Thursday, August 9, 2018

"Why Some Women Don't Actually Have Privacy Rights"



" In her new book, The Poverty of Privacy Rights, Boston University law professor Khiara M. Bridges tackles the wider phenomenon underlying “Jane Crow” practices. She argues that poor women in America simply do not have privacy rights. They do not have a choice but to let the government collect private information about their reproductive and sexual choices, and physically intrude into the private spaces where they raise their kids. CityLab spoke to Bridges recently about these intrusions imposed on women who need government assistance... 

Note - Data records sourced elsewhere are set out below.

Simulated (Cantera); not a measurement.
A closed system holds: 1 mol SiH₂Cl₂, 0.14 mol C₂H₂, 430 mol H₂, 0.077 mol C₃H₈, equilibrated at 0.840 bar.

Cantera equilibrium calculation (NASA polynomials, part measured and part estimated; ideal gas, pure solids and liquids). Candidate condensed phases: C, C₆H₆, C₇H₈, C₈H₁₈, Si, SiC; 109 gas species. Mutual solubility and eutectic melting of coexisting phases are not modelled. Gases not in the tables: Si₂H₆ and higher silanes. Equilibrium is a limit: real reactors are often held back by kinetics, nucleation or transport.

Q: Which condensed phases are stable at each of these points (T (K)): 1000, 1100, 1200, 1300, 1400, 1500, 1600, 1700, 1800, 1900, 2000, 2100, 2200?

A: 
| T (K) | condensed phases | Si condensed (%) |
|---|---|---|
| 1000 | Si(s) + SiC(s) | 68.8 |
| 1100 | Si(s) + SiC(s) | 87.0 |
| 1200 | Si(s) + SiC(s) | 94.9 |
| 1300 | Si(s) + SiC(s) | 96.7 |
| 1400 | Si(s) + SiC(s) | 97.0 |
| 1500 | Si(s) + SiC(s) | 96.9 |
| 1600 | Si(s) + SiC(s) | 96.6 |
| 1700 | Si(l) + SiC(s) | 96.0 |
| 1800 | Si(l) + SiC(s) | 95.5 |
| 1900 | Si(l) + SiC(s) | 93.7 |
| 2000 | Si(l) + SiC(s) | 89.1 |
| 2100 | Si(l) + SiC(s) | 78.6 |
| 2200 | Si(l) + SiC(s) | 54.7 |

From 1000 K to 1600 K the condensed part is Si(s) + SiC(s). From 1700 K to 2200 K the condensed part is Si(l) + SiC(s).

What this book does is it makes legal arguments about the nature of privacy rights in the present moment. It argues against the idea that that poor mothers have privacy before they actually accept the benefits, or that they will retain privacy—like wealthy women— if they don't take government benefits. That's just not the reality... 

The physical space in which poor people live their lives are these neighborhoods that are heavily regulated—there’s a heavy police presence in these neighborhoods... 

The other response I would have to that argument is if we really think that doing this survey of folks’ sexual history, history with intimate violence, mental illness, homelessness, job histories—if we really think that doing these surveys actually helps us protect children from abuse and neglect—then we wouldn't just reserve that for poor people. We would be asking these questions of everybody—rich or poor, man or woman. And yet, we have no law mandating that for wealthier people. We are ignoring children of more affluent folks."


I'm not thrilled with this term "Jane Crow", that's clearly just for media attention. It invites a lot of unhelpful comparisons and puts an awkward frame one these issues. I wish the author had just cone up with a new term.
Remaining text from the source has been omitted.